Upon receiving the telegram their sister, Katherine went to the newspaper office, told the editor of her brother’s new flying machine, and informed him, they would be home for Christmas, if he would like to set up an interview.

He told her that was nice, and he would be sure to put something in the paper regarding the boys.

On December 19th, the local paper placed the following headline on the 6th page of the paper: “WRIGHT BROTHERS HOME FOR CHRISTMAS”

The most important story of the year – man’s first flight – and the editor missed it!

We are thirteen days away from Christmas and in the business of the season the greatest story ever told is being overlooked by the masses and tonight I want to speak to you on the subject… The story must be told.

Why must the story be told? Because…

1. A dark world needs to know the Light has come…

John 1:1 In the beginning was the Word, and the Word was with God, and the Word was God. 2 He was in the beginning with God. 3 All things were made through Him, and without Him nothing was made that was made. 4 In Him was life, and the life was the light of men. 5 And the light shines in the darkness, and the darkness did not comprehend it.

History records for us an interesting footnote. It was during the dark winter of 1864. At Petersburg, Virginia, the Confederate army of Robert E. Lee faced the Union divisions of General Ulysses S. Grant. The war was now three and a half years old and the glorious charge had long since given way to the muck and mud of trench warfare. Late one evening one of Lee’s generals, Major General George Pickett, received word that his wife had given birth to a beautiful baby boy. Up and down the line the Southerners began building huge bonfires in celebration of the event. These fires did not go unnoticed in the Northern camps and soon a nervous Grant sent out a reconnaissance patrol to see what was going on. The scouts returned with the message that Pickett had had a son and these were celebratory fires. It so happened, that Grant and Pickett had been contemporaries at West Point and knew one another well, so to honor the occasion Grant, too, ordered that bonfires should be built.

What a peculiar night it was. For miles on both sides of the lines fires burned. No shots fired. No yelling back and forth.

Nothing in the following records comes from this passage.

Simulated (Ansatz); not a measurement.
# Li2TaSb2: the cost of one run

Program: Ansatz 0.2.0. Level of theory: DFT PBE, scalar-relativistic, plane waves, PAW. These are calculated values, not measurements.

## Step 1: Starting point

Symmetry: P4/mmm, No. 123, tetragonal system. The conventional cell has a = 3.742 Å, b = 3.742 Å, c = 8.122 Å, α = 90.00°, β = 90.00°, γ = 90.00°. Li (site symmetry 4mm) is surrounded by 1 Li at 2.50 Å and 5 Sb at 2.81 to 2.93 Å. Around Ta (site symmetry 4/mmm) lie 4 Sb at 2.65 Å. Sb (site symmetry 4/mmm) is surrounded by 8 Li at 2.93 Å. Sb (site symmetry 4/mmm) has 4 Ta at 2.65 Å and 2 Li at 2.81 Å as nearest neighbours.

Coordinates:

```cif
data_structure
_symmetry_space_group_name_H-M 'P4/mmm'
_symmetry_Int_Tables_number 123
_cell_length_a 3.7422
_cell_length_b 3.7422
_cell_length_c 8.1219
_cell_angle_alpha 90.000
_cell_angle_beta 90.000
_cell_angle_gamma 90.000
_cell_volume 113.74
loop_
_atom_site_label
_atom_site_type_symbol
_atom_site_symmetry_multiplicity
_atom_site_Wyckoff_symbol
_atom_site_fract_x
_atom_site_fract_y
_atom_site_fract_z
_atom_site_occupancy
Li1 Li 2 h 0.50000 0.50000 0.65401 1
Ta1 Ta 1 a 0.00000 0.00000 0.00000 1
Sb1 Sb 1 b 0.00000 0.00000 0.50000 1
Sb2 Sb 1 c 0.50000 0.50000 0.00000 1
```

No war fought; only light… celebrating the birth of a child. For a few moments, there was peace. For a few moments there was a smile on their faces. But it didn’t last. Soon the fires burned down and once again the darkness took over; the darkness of the night and the darkness of war.

The story of Christmas is, in the midst of a great darkness there came a greater Light, and the darkness was not able to overcome the light.